Idealog's Most Creative: The Lucky Taco's Otis and Sarah Frizzell

The Lucky Taco's Otis and Sarah Frizzell were one of the People's Choice winners for the food/beverage category in Idealog and Accenture's Most Creative People. The Frizzells were in pretty early on the food truck trend with the ever-popular Lucky Taco, but they’ve taken it one creative step further than most, while their artistic skills are obvious in its range of Mexican products in supermarkets. Here, they talk inspiration, grit and turning your creative passion into a business. 
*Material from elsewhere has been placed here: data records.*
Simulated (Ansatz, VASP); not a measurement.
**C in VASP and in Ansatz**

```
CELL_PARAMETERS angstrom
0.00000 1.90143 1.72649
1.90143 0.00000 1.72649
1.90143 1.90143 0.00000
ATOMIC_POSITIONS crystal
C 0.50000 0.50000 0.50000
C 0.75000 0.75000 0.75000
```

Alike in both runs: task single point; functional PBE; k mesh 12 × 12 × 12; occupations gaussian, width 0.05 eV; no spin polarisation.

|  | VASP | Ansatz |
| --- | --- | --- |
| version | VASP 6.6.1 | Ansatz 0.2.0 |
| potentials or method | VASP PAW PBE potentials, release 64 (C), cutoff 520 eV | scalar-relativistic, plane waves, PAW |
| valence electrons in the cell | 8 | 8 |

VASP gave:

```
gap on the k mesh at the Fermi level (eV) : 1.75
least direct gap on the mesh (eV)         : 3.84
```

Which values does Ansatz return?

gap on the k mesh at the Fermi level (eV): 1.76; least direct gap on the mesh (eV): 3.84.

What does creativity mean to you?

Creativity happens when you’re in the moment and unafraid. I think when you’re following your own path. Sometimes that can be challenging when you need to pair it with actually making money – to make your business sustainable.

What do you think it is about your nature/habits/interests that makes you creative?

Curiosity. A desire to keep finding out what’s behind the wall. Food/art/music – they’re all intrinsically linked.

What first drew you to your chosen field?

A love for all things food and feeding people. When someone rolls their eyes with pleasure when they eat something you’ve created – that’s just the best feeling. It satisfies your soul. Otis’s background in art (and mine in design and art direction), we try to also portray that in our food. Every taco we make is just like an edible little art piece (albeit very short-lived).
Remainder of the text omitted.